Hadassah
Holocaust Survivor Receives Germany’s Highest Honor
Two days after Holocaust survivor Marion Blumenthal Lazan received the German Order of Merit in January, she spoke to students at Covert Elementary School in South Hempstead, N.Y. A few days later she held a virtual visit with students in Sioux Falls, S.D. It’s a rigorous pace, but at 89, Lazan is a woman on a mission.
“This is the last generation that will hear first-hand from a Holocaust survivor, so we are running as fast as we can to reach young people,” said Lazan, a life member of Hadassah and one-time president of the Hewlett, N.Y., chapter. According to a comprehensive new report released by the Conference on Jewish Material Claims Against Germany, fewer than 250,000 survivors are alive today, 18 percent of whom reside in the United States.

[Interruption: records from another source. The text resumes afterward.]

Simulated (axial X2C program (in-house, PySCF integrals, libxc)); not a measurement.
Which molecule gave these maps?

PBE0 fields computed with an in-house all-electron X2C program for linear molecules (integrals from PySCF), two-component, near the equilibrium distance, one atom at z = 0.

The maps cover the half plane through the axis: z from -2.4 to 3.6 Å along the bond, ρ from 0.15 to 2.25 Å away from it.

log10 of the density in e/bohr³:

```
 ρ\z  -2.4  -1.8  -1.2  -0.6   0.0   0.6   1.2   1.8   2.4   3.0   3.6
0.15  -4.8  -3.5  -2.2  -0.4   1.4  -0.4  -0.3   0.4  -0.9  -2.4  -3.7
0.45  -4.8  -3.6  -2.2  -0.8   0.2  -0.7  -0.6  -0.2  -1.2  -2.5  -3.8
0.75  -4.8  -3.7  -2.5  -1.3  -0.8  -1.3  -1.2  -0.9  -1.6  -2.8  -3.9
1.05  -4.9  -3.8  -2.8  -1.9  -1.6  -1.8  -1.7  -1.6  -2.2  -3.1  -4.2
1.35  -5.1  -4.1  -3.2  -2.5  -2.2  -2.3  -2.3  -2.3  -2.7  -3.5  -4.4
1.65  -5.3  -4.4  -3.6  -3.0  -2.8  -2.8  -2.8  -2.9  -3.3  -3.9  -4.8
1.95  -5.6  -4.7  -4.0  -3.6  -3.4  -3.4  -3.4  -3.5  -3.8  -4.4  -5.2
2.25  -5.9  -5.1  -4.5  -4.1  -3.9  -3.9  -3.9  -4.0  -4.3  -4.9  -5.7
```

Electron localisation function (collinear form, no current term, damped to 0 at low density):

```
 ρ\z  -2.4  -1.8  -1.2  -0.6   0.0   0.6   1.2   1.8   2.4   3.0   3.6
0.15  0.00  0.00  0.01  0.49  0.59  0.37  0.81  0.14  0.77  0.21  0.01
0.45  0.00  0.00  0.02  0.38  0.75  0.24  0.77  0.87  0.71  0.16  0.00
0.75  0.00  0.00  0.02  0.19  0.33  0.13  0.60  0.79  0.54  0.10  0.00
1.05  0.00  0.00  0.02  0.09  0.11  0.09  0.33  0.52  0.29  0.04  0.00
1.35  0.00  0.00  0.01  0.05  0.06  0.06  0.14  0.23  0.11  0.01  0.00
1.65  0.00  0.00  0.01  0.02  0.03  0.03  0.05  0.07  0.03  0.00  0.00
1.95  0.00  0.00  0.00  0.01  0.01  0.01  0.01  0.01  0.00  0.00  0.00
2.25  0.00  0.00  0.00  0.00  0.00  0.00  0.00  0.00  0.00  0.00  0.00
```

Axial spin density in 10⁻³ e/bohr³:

Lazan was nearly 6 when she, her parents and brother escaped Nazi Germany for Holland. Eventually, they were caught and spent six years in various concentration camps, including Bergen-Belsen. All four survived, but her father died of typhus after liberation. In 1948, the remaining family immigrated to America and settled in Peoria, Ill. There she met her husband of more than 70 years, Nathaniel. They raised three children and now dote on nine grandchildren and 12 great-grandchildren.
Related: The ABCs of Holocaust Education
Lazan started speaking publicly about her experiences in 1979, but it wasn’t until her memoir, Four Perfect Pebbles, was published in 1996 that she began zigzagging the globe to speak with students.
She has received many awards, and there’s even a high school in Germany named in her honor. But it’s the Order of Merit—Germany’s highest civilian honor—that she says feels the most personal and poignant. Given the history of 80 years ago, Lazan said, she could never imagine that Germany “would someday give so prestigious an award to a Jewish woman.”
As she sees it, the award, which comes at a time of surging antisemitism, illustrates Germany’s commitment to spread the lessons of the Holocaust, which Lazan said boil down to “kindness and empathy. How we treat each other is entirely up to us.”